Answer:  Consider a vehicle/car of mass 'm' moving on a horizontal circular path of radius 'R' over a banked road of inclination θ with horiontal with uniform speed 'V'.

Forces acting on vehicle are:

1. Weight 'Mg' vertically downward

2. Normal reaction 'N'

3. Frictional force 'f' down the inclined plane

N has 2 components: N cos θ acting as vertical component and N sin θ acting as horizontal component along the centre.

f has 2 components: f sin θ acting vertically downwards and f cos θ acting along the centre.

N cos θ = f sin θ + Mg --- (1)

f = μN

N cos θ = μN sin θ + Mg

N (cos θ - μ sin θ) = Mg

$N = \dfrac{Mg}{cos \theta - \mu sin \theta}$

$Also, \: N sin \theta + f cos \theta = \dfrac{MV^2}{R}$  --- (2)
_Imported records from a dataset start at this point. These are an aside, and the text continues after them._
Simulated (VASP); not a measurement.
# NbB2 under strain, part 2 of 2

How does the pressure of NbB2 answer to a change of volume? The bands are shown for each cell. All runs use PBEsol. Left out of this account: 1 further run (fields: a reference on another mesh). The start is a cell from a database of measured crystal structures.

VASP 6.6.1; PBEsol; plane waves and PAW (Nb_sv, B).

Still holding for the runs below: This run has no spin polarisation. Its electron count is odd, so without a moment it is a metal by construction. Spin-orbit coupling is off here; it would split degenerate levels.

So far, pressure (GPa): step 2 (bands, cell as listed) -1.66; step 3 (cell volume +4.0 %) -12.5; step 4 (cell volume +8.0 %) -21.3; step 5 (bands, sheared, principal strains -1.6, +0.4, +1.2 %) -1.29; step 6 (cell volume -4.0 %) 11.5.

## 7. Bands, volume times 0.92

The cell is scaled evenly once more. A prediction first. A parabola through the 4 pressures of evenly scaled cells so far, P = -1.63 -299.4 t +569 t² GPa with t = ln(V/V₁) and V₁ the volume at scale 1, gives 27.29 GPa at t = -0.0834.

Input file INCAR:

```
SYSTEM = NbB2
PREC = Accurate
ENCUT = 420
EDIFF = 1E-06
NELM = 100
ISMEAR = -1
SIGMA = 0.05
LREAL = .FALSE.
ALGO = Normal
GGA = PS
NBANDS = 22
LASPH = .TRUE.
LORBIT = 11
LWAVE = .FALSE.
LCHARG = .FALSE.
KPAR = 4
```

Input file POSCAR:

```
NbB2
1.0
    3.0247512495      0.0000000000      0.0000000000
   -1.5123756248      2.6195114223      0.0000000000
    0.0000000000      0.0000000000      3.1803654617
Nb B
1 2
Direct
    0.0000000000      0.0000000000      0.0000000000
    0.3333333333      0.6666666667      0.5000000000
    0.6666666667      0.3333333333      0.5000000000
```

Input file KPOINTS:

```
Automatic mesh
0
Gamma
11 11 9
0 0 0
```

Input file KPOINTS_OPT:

$N sin \theta + \mu N cos \theta = \dfrac{MV^2}{R}$

$N (sin \theta + \mu cos \theta) = \dfrac{MV^2}{R}\\\\Mg \dfrac{sin \theta + \mu cos \theta}{cos \theta - \mu sin \theta} = \dfrac{MV^2}{R}$

Solving the equation above, we get,

$V = \sqrt {\dfrac{gR(sin \theta + \mu cos \theta}{cos \theta - \mu sin \theta}}$

When friction is negligible, μ = 0.

$V = \sqrt{\dfrac{gR\: sin \theta}{cos \theta}}$

$V = \sqrt{gR \: tan \theta}$

Squaring both sides, we get,

V² = gR tan θ

$tan \: \theta = \dfrac{V^2}{gR}$

∴ $\boxed{\theta = tan^{-1} \dfrac{V^2}{gR}}$ is the angle of banking when friction is

negligible.